14 Apr 2019, Hannah Crown
A Kirklees nursery owner who received thousands of pounds from someone posing as a parent has spoken out about this ‘new type of scam’.
The chilling fraud, in which a parent’s bank account was hacked, could leave a nursery liable to a claim from parents, insurance experts said.
The nursery owner, who wanted to remain anonymous, told Nursery World, ‘He introduced himself, giving the parent’s name. He said, “I’ve made this payment of £5,000 into your account by mistake. I meant to pay my brother who has a similar name. Can you send it back? Here are my bank details.” I said don’t worry – if that payment has gone into my account, we will sort it out.’
She told the scammer she would check her bank account and ring him back. ‘It had come through looking like a genuine nursery payment with correct reference,’ she said. Usually banks require extra security before allowing payments to be made to new payees – but, crucially, not existing ones.
However, alarm bells had already started to ring. ‘I know the father quite well’ she added. ‘I thought “this is weird, he doesn’t seem like the dad I know”. This was an Asian guy who was speaking to me, but the father has a broad Manchester accent.’
The nursery owner phoned the father (on a number which didn’t match the caller’s) and informed him that someone had transferred money from his account. ‘He was totally unaware this had happened,’ she said.
Bank details aren’t visible on standing orders, so the owner could not verify the caller’s bank details. The fraud was only fully revealed when the father called his bank. His bank moved the funds from the nursery’s account back to his.
‘The fraudster has been very clever,’ said the owner. ‘Obviously he had managed to get into the dad’s bank account, seen the standing order and Googled me.’

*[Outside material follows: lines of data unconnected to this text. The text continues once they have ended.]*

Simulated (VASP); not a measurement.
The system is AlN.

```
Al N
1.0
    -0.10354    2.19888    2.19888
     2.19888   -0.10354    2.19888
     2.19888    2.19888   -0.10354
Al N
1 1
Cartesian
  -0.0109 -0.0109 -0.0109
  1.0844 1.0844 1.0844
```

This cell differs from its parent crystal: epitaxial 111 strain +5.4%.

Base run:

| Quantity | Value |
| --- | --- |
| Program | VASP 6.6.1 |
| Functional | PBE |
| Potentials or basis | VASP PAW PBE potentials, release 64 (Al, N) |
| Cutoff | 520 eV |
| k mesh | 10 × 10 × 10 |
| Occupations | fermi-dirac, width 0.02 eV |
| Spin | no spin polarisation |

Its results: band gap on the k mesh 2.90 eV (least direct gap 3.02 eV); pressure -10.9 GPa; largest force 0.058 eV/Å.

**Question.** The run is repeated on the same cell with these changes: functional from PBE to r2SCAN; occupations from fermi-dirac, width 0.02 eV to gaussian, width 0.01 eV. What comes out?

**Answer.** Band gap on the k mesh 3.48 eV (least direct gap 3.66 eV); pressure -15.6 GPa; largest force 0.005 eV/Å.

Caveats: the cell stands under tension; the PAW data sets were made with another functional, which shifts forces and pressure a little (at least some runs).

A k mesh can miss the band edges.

But while the fraud initially sounded plausible, ‘there were other little things that didn’t add up’, the owner said. ‘He said it was £5,000 but actually it was £4,200 – I thought a parent would be more specific. He kept ringing every ten minutes. His phone calls got more aggressive. I knew this parent and he would not be shouting about this.’
Police are investigating and the nursery owner said she hoped the story would be a cautionary tale. ‘If he was just ringing a general accounts department, who is to say they wouldn’t make the transfer? I dread to think what would have happened if it had been a big nursery where they don’t know all the parents.’
Del Sharman, director of Pound Gates Chartered Insurance Brokers, said nurseries could be liable – even as victims of fraud and with the best of intentions – if they transfer money into the wrong account. ‘The most likely outcome if the money had been transferred would be that the parents would have had good grounds to pursue a civil claim in negligence against the nursery to recover the funds.’
Mr Sharman added, ‘Thankfully in this case the nursery quickly realised that something didn’t add up and took the right action.
‘We would always suggest that payments are checked by a minimum of two people before they are issued and that agreed safe words/passwords are in place with parents. This “double-lock” approach will help to avoid the human error element, which is what criminals are preying upon.
‘This story could have ended very differently if the nursery had succumbed to the pressure from the fraudster and transferred the money. Banks are often unable to recover amounts paid to fraudsters.’